The first few pages of the Made-in-Ontario Environment Plan contain messages you would expect from a conservative government, such as “taxpayers should not have to watch their hard-earned dollars be diverted towards expensive, ineffective policies and programs that do not deliver results.” Such statements attempt to justify the decision for a new approach as an ideological shift related to the transition from a liberal to a conservative government in Ontario.

But just how well does Ontario’s new environment plan conform to a conservative ethos, particularly compared to the previous cap-and-trade approach?

The role of government

The cap-and-trade approach sets a goal (the cap) for emissions reductions. If that goal is exceeded, the surplus must be covered by purchasing a permit or allowance to emit the extra pollution.

Under this scheme, the market determines where the most efficient areas of emission reduction should occur. Firms are free to choose how they want to reduce emissions, if at all. Firms that have limited options to reduce emissions (or only have very expensive solutions) have the option of purchasing allowances — thus subsidizing emissions-reduction costs for other firms where reductions are easier or less costly to achieve.

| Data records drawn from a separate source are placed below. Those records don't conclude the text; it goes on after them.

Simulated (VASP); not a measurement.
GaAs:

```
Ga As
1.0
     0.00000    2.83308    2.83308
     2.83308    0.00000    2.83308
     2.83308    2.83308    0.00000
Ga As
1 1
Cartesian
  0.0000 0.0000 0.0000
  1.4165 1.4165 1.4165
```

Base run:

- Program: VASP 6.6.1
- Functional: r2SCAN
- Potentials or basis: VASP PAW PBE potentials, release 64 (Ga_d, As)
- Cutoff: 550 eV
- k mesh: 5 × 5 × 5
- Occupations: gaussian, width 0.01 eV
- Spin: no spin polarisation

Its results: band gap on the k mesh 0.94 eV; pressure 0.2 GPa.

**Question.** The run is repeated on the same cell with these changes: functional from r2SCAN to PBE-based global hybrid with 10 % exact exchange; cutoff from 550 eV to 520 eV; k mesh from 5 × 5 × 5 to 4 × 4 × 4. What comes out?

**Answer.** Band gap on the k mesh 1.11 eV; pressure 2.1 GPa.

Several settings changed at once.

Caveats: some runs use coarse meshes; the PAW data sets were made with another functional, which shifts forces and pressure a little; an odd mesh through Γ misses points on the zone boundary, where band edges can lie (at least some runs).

The approach proposed in the new Made-in-Ontario Environment Plan involves a performance standard, a requirement for heavy polluters to reduce their emissions to a specific and inflexible target. It also creates a fund — the Ontario Carbon Trust — that uses taxpayer dollars to pay these polluters to reduce their emissions.

Under Ontario’s new plan, regulators, in this case the government, will have to monitor individual companies to ensure they are meeting their commitments. The government will then decide via an “independent board” which firms will receive taxpayer dollars to pay for pollution reduction.

The government bureaucracy involved in setting, monitoring and enforcing performance standards is much more significant than the cap-and-trade approach, which is market-based. Ontario’s policy should be particularly infuriating for anyone with a business background or a supporter of “small” government. Under the new plan, the government is essentially trying to run the business of emissions reduction.

As a consequence, the costs of reducing emissions is much higher, given the additional bureaucracy needed to make sure firms comply. But there is also lost efficiency from the firms choosing their own ways to reduce emissions. Some studies have calculated that regulations similar to Ontario’s proposed approach cost taxpayers 43-55 per cent more than a cap-and-trade system.

On our conservative ethos scorecard, it is:

Cap-and-trade: 1

Environment Plan: 0

Picking winners

Apart from the initial start-up costs associated with establishing the market, a cap-and-trade approach does not rely on tax dollars.

Instead, a price is placed on emissions, and this acts as an incentive for a business to lower its emissions — they save money by taking action themselves.

In contrast, the new Ontario plan uses taxpayer dollars to not only set up a regulatory body to evaluate proposals from businesses to reduce emissions (that is, to pick “winners”), but also rewards these businesses with taxpayer dollars that pay them to reduce emissions.

This creates an incentive to emit more! Why would a company reduce emissions on its own, when it can get the government to pay the company to do it? Such handouts are rarely cost-effective as it is difficult to track whether the investment leads to a reduction in emissions.

Ontario’s plan requires more taxpayer dollars and uses them to subsidize companies’ emissions reductions.

Conservative ethos scorecard update:

Cap-and-trade: 2

Environment Plan: 0

Driving innovation

Under a cap-and-trade approach, there is a built-in incentive for businesses to innovate, since the more emissions a business abates, the cheaper the operation becomes. Ontario’s new approach is in direct contradiction to this approach.

Other governments, including Australia, have tried plans similar to Ontario’s new policy with little evidence of success. Often the subsidies are instead “politically captured” by existing influential interests: Innovation gets stifled as powerful and well-established firms or sectors lobby and attract subsidies, which in turn limits the opportunity for smaller, more transformative organizations to grow.

And where is the incentive to do anything now? Why not keep emitting so you can qualify for a subsidy the next year?

Ontario’s plan may not drive innovation or allow businesses to set their own path forward, free from government intervention.

Conservative ethos scorecard update:

Cap-and-trade: 3

Environment Plan: 0

Move towards the middle

Cap-and-trade may not be the final answer of how we solve climate change, but it represents a much cheaper and more market-friendly option than the current proposal.

Now comes the hard part for supporters of Premier Doug Ford’s Ontario Government: the cap-and-trade approach also better reflects conservative ethos.

The coming weeks will be an interesting time for the Ford government. Its newly announced plan to fight climate change will substantially grow the size of the Ontario government compared to Liberal scheme they scrapped.

The previous Ontario government embraced a somewhat conservative ethos to implement a market-based cap-and-trade program. Essentially, this was a move to the centre. As Ford attempts to distance his government the Liberals, he has actually moved further left from the traditional conservative ethos.

One thing is for sure. If we are to really address all of the environmental issues outlined in the Made-in-Ontario Plan, each of us, regardless of our political stripes, needs to work together.